The Rabbi and Others

Posted on Sep 7, 2010 in Hakan Nesser, Laura Wilson, The Rabbi Books | No Comments

During the fortnight since I wrote about Harry Kemelman I have been reading my way contentedly through FRIDAY THE RABBI SLEPT LATE, SUNDAY THE RABBI STAYED HOME, TUESDAY THE RABBI SAW RED, WEDNESDAY THE RABBI GOT WET, THURSDAY THE RABBI WALKED OUT and have got MONDAY THE RABBI TOOK OFF on my reading pile. At only a few pounds each on Abebooks, they are good value. In some ways I do miss those pre-internet days of prowling around second hand bookshops, the thrill of the chase, and the excitement of finally coming across a book you’d been wanting for ages. Now it’s just a matter of a few clicks of the mouse and the books are winging their way to you, but of course that’s great too. I like the titles of the Rabbi books and wonder if Kemelman had expected to write a series. Once he had worked his way through the days of the week, he moved on to ‘Someday’ and ‘One Fine Day.’ I still intend to read those too.

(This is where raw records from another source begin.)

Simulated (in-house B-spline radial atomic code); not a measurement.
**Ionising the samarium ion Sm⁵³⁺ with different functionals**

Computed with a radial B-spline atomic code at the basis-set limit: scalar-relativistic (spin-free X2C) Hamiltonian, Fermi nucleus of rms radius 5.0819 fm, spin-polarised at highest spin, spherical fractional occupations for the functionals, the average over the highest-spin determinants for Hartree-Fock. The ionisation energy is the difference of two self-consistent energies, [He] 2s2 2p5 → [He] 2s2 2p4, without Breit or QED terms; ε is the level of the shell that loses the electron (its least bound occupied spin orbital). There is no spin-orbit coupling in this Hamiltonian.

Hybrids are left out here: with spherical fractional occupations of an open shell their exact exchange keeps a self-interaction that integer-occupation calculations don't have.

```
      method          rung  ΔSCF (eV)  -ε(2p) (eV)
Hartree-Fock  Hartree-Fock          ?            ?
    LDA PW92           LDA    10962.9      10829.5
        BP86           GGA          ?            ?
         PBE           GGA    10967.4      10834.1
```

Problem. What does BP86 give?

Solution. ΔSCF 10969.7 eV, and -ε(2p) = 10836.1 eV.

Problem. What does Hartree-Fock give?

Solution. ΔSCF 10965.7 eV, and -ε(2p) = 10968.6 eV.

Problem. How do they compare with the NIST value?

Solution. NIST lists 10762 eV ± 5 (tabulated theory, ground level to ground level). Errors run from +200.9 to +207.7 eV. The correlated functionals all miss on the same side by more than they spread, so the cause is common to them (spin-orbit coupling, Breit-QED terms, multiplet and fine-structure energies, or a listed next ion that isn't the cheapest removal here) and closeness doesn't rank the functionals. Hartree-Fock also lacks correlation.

I’ve also managed to get through a fair number of contemporary crime novels over the summer and two that stand out are Hakan Nesser’s WOMAN WITH BIRTHMARK and Laura Wilson’s AN EMPTY DEATH. I very much like Nesser and have read all his books as they’ve been published in English. In this one we know who the killer is from the start, though we don’t know her precise motivation, and the suspense lies in whether she will get to the end of her list before Inspector Van Veeteren tracks her down. Laura Wilson’s novel is the second in her historical series set in the forties and is a perfect holiday read: dense and meaty with a plot twist that took my breath away. I recommend them both.